[Mediawiki-l] Sending DB reads to master if slave replication fails?

Thu Apr 7 01:02:01 UTC 2011

On Wed, Apr 6, 2011 at 5:40 PM, Jani Patokallio <jpatokal at iki.fi> wrote:

> So I've got a small wiki cluster which doesn't have particularly high
> load, but where reliability is important.  There is one MySQL DB
> master (load 0 = write only) and one slave (load 1 = read only).
>
> By default, if MySQL's replication fails, MediaWiki doesn't seem to
> notice and users get confused since their writes go to master and are
> not reflected in what they read from the slave.  However, the
> $wgDBservers help page says that there is a "max lag" parameter,
> defined as "Maximum replication lag before a slave will be taken out
> of rotation".
> [snip]
> If slave now fails, does this mean that a) both reads and writes are
> sent to master, or that b) MediaWiki switches into read-only mode
> since there are no slaves left to handle writes?  If the answer is
> "b", is there any way I can make scenario "a" happen?
>

It sounds like you mainly want to use replication to maintain a hot standby
database, not for load balancing. It may actually be best here to not tell
MediaWiki about the slave at all: use the master only, and consider using
some other HA proxy or whatever to hot-swap the old slave in for the master
if the master stops responding.

There's a little note in LoadBalancer::getRandomNonLagged() for the
all-slaves-lagged case:

            # No appropriate DB servers except maybe the master and some
slaves with zero load
            # Do NOT use the master
            # Instead, this function will return false, triggering read-only
mode,
            # and a lagged slave will be used instead.

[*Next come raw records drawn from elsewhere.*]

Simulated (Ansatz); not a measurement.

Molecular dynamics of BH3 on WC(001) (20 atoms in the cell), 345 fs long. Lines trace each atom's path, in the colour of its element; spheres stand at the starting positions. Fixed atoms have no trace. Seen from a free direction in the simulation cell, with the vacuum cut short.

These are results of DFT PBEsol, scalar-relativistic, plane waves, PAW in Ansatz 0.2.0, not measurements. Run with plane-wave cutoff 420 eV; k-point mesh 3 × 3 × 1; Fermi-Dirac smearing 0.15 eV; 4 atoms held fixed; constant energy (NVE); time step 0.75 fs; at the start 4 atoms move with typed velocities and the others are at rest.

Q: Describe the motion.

Very early on we did try to fall back to master if no non-lagged slaves were
available, however it can be highly problematic if you're using replication
for the purpose of load balancing -- which is what MediaWiki's explicit
support for multiple database servers is designed for. Under load, you end
up with this sequence of events:

* load is relatively high, but read load is mostly spread over slaves
* some big operation comes through that causes slaves to lag
* requests keep coming in, but since slaves are lagged, all their read load
goes to master instead
* master is now overloaded with all its own requests *plus* the requests
that usually go to the slave servers, making both read/write and read-only
operations slow or unavailable
* ... operations grind to a halt on your site ...
* slave servers finally catch up and start getting load again
* hopefully, master load decreases and the site recovers

If you wish to change this logic, I believe you could probably tweak that
function, but I'd honestly recommend just letting MediaWiki talk to a single
server for your case.

-- brion